For the past few months, closing your deal with investors was your end point. At times, it looked like a big, locked door, and at others, it was a light at the end of a tunnel.
But now you’re there. And you’re not alone. Your new investors are here too. Dusting down their jackets. They’re excited — in fact, they’re beaming at you, waiting for you to make the next move.
You’ve built a budding relationship with these people. There’s no limit to where it could go — they could become the best mentors you ever had, could commit to further funding that boosts your startup to a national scale. So help this new relationship reach its full, unpredictable potential by nurturing it. Send exciting, informative messages that bring investors into your fold and give them the opportunity to enrich your company with their insights.

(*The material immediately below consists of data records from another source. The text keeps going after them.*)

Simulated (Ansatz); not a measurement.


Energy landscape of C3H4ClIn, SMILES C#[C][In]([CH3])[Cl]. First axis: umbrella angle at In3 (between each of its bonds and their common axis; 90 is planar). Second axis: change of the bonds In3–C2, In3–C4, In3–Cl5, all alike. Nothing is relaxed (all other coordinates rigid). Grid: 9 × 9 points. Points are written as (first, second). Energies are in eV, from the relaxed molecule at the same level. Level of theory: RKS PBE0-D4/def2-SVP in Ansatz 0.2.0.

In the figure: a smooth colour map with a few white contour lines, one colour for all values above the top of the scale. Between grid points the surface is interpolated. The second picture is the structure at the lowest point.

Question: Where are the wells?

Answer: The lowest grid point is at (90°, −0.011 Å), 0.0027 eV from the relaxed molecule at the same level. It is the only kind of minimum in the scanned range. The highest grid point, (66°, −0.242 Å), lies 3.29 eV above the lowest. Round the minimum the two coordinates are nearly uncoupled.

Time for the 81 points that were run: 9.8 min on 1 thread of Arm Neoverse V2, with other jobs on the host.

Here’s your guide to how to schedule, style and structure regular written updates to investors, in a way that brings them right into your team.
Choose your schedule and stick to it (mostly)
Consistent updates shows your calculated, giving investors confidence in your ability to organize and communicate, while fueling their interest in your products and team with new tidbits of info. For most startups, it’ll make sense to settle on a monthly update.
- Weekly is too often. Some events occur on a weekly basis, but sticking to such a frequent update won’t give you the chance to put these events in context with other changes.
- Investors may have questions to ask or ways they can help you, and waiting much longer than a month before updating means you run the risk of missing their timely insight.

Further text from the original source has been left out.